Online gambling advertising restrictions in Australia and Nintendo lawsuit

The upcoming Australian advertising restrictions for online gambling operators and the ongoing negotiations between Nintendo and emulator websites.

Gambling advertising restrictions in Australia

The Australian Communications and Media Authority (ACMA) announced the enhancement of a compliance framework designed to protect children from exposure to gambling advertising during and around sports events on online platforms.

The new regulation will enter into force at the end of September 2018 and it provides for a gambling advertising ban throughout live sport events, including eSports, between 5 am and 8:30 pm. A blackout period will also apply for the five minutes preceding the scheduled beginning of a sport event and the five minutes after the end of the same. Moreover, during live events commentators are not allowed to promote odds and gambling representatives are also banned from appearing at specific venues during this period.

The ACMA chair Nerida O’Loughlin which made the amendments in line with the Australian Government policy on stricter advertising restrictions for the gambling industry, said that:

“this is the first time that online services streaming live sport have been required to comply with gambling advertising restrictions” also specifying that this new regulation “[…] brings online services in line with television and radio broadcasting services. It creates a safe zone for children and families to watch live sport across a variety of platforms.”

The express intention of the Australian regulator is to monitor the impact of the new rules over a 12-month period, after which it will consider whether to conduct a formal review of the stricter approach. The ratio behind the regulation has been clarified in the explanatory statement and it represents a noteworthy proposal, if compared to the current Italian law providing for a total and unjustified gambling advertising ban.

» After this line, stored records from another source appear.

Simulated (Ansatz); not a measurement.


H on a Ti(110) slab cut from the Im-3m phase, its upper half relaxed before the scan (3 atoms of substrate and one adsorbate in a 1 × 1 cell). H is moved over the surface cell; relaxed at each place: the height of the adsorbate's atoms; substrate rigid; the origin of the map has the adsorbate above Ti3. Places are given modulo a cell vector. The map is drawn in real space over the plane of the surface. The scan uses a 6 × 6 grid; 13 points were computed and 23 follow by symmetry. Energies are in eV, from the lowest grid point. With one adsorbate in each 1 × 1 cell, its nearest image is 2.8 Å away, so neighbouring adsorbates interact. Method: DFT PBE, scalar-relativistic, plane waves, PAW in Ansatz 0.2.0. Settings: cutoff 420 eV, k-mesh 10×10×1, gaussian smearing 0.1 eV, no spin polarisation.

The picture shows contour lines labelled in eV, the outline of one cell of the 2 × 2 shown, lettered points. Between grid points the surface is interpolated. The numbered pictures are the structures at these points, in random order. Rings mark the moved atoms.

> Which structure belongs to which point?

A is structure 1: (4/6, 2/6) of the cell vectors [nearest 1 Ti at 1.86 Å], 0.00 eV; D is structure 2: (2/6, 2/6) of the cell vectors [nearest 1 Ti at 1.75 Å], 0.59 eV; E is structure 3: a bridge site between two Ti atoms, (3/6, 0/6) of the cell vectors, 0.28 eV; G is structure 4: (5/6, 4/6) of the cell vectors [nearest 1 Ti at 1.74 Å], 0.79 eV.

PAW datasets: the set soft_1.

Nintendo’s lawsuit against emulator websites

After the lawsuit filed by Nintendo against LoveRETRO and LoveROMS ROM sites asking for compensatory damages in breach of massive copyright and trademarks infringements, both sites have removed all Nintendo games from their website, while games for other consoles still remain available.

In the face of the legal action websites’ owners are trying to settle the disputes with an ongoing negotiation. As the court filings explain:

almost immediately after the complaint was served, the parties began actively discussing and working toward settling the case“.

In response to the request of the defendants’ lawyers, Nintendo requested a substantial number of documents as part of the settlement negotiations. Other than time and legal costs’ savings, Nintendo would avoid the risk of negative precedent where a court might rule that not all older ROMs are copyright-infringing. However, the mere filing of the lawsuit has already obtained the noticeable effect that other emulator websites ceased their activity voluntarily.

Therefore, the extension requested by defendants’ lawyers to settle the case seem to be the most beneficial outcome for both parties.